Need help in directing others on how to discern religious life?
If you’re a vocation director at a small religious community, you might not have the experience of working with many young women or men discerning religious life. Thus, you lack the knowledge that you need to properly direct them.
So how do you as a director break apart into understandable parts the subtle ways that God’s grace works in such souls? Especially in today’s distracted and often troubled world?
That’s where a new book comes in handy – Discerning Religious Life, by Sr. Clare Matthias, the vocation director of the Franciscan Sisters of the Renewal. Sr. Clare relies on years of experience and relates many stories in offering help in this area.
This book on how to discern religious life can be used by any community
One thing I like about the book is that it does not promote any one particular religious order. The sisters whose testimonies are offered are not identified in terms of their community. Thus the book can be recommended by any vocation director, or given to a candidate for reading. We will certainly be using it here at Vocation Promotion to improve our Come & See Vocation Promotion Program.
Some of the chapters are, “The Agony of Discernment,” “A Foundation for Discernment,” and “What a Community is Looking for in You.” But the one I really like is “The Six Month Discernment Challenge.”
This chapter is a practical, step-by-step guide to move a person along the path of discernment. The author challenges the discerner to take these steps: 1) Make a Commitment, 2) Develop Your Prayer Life, 3) Seek Accompaniment, 4) Don’t Date and Discern, 5) Start Visiting, 6) Look for Confirmations of the Call, and 7) Take a Leap of Faith!
Upcoming email mini-course
We here at Vocation Promotion are planning to use these seven steps as part of a newsletter mini-course as part of our monthly promotion plan that helps others to discern religious life.
One important insight in discernment that I learned was that it takes time – time given to God in prayer and with the advice of others. The vocation director works with the candidate as he or she is aided also by their spiritual director. As Sr. Clare relates, the seed of a vocation is often planted in childhood, and this inspiration needs room and air to grow as a person matures. Sr. Clare compares it to a flower bud with petals that gradually open.
These insights will provide a better background as we here at Vocation Promotion strive to understand the mind and heart of the many vocation candidates we recruit. Our social media ads provide the initial invitation, but the newsletters we send as part of our Come & See Vocation Promotion Program have to speak to the heart and bring the person along toward a decision. In fact, just last week we obtained more than one hundred names of young women for a Franciscan community of sisters in the Midwest. Now we will nurture their knowledge and interest in religious life with a stream of helpful newsletters.

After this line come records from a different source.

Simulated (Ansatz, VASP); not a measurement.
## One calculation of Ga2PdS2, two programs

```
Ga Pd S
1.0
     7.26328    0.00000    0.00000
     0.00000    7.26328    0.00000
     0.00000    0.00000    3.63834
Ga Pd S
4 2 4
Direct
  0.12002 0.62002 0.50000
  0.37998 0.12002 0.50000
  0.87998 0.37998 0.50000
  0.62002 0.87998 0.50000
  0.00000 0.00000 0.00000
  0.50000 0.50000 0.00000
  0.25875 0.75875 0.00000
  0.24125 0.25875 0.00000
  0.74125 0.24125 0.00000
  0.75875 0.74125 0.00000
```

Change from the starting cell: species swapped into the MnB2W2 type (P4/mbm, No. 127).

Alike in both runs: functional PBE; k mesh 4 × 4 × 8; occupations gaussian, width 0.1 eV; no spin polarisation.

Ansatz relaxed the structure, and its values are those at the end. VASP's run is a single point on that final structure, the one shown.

Overall, Sr. Clare has a firm grasp of vocations work today. She explains,
It is not the intention of this book to unveil the mystery of the religious life for your inspection. No, the life of a religious is necessarily shrouded in mystery. … Mysterious though it is, the story of this unique call, to a closer following of Jesus Christ as a religious, must be told. … It is increasingly difficult to hear and interpret that call in our modern world with all its many distractions and with the decreased visibility of religious sisters.